Adibe Emenyonu in Benin-city
Edo State High Court in Benin-city yesterday granted bail to seven suspects facing trial for alleged invasion of the state House of Assembly complex on August 6, 2020.
The suspects: Wilfred Ogbewe, 52; Igbinobono Collins, 26; Salami Osayomore, 25; Odion Osayande,23; Morgan Uwanboe, 47; Ifeoluwa Oladele, 36, and Agbonrere Festus, 25, were arrested for allegedly invading the state House of Assembly premises in a manner that caused breach of peace.
The suspects were arrested by a team of policemen led by one Superintendent Dahiru Ibrahim from Abuja at the premises of the state Assembly on the said date.
Granting the bail, the presiding Judge, Justice Efe Ikponmwoba, admitted the suspects to bail in the sum of N500,000 with a surety each in like sum.
Ikponmwoba said the surety must be gainfully employed and resides within the court’s jurisdiction.
Meanwhile, the judge adjourned to September 8 for the judgment on their fundamental human rights
Counsel to the applicants, Mr. Matthias Obayuwana, who filed a 24 paragraphs affidavit in support of his motion, submitted that the motion was aimed at enforcing the fundamental human rights to liberty and personal dignity, freedom from cruel, inhuman and degrading treatment of the applicants by the police authorities.
He submitted that the applicants were arrested while performing their lawful duties as members of the state vigilante, who were at the Assembly complex at the instance of state government to protect the place from being vandalised by hoodlums on that fateful day.
Obayuwana also told the court that the applicants were arrested by a team of policemen led by one Supol Dahiru Ibrahim and taken to Force Headquarters in Abuja, where they were tortured and detained under unfavourable condition without food.
He emphasized that the rights to personal dignity is not such that can be negotiated, waived, neglected or overlooked.
Citing sections of the law to drive home his points, the applicants’ counsel told the court that the respondents did not present any warrant of arrest, petition or complaint by anyone against the applicants on the basis of which they acted in the early hours of that day, “an exercise that was ill-motivated and smacked of partisanship in the electoral politics of the state.”
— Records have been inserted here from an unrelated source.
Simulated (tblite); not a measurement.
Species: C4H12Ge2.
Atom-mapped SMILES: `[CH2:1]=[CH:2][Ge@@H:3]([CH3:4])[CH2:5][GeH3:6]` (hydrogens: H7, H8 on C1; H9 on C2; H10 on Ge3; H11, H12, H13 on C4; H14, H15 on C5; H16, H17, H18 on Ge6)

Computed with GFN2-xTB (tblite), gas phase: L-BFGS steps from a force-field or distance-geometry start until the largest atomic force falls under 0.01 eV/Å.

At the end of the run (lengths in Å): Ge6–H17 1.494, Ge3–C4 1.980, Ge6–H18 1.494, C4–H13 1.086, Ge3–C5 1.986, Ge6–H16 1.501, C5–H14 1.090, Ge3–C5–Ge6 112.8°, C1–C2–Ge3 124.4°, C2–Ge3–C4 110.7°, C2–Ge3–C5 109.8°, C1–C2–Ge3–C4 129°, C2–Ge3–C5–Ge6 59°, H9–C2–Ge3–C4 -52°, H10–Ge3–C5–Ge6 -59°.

He urged the court to accordingly restrain the respondents, their agents, servants and privies from further interference with the fundamental human rights to liberty of the applicants in the discharge of their duties as vigilante member employed by the state government for the protection of government properties.
Obayuwana also prayed the court among other reliefs to direct the respondents jointly and severally to apologise to the applicants in writing and publish same in at least one national daily for the unwarranted infringement of their fundamental rights to liberty pursuant to section 35(6) of the constitution of the Federal Republic of Nigeria 1999 (as amended).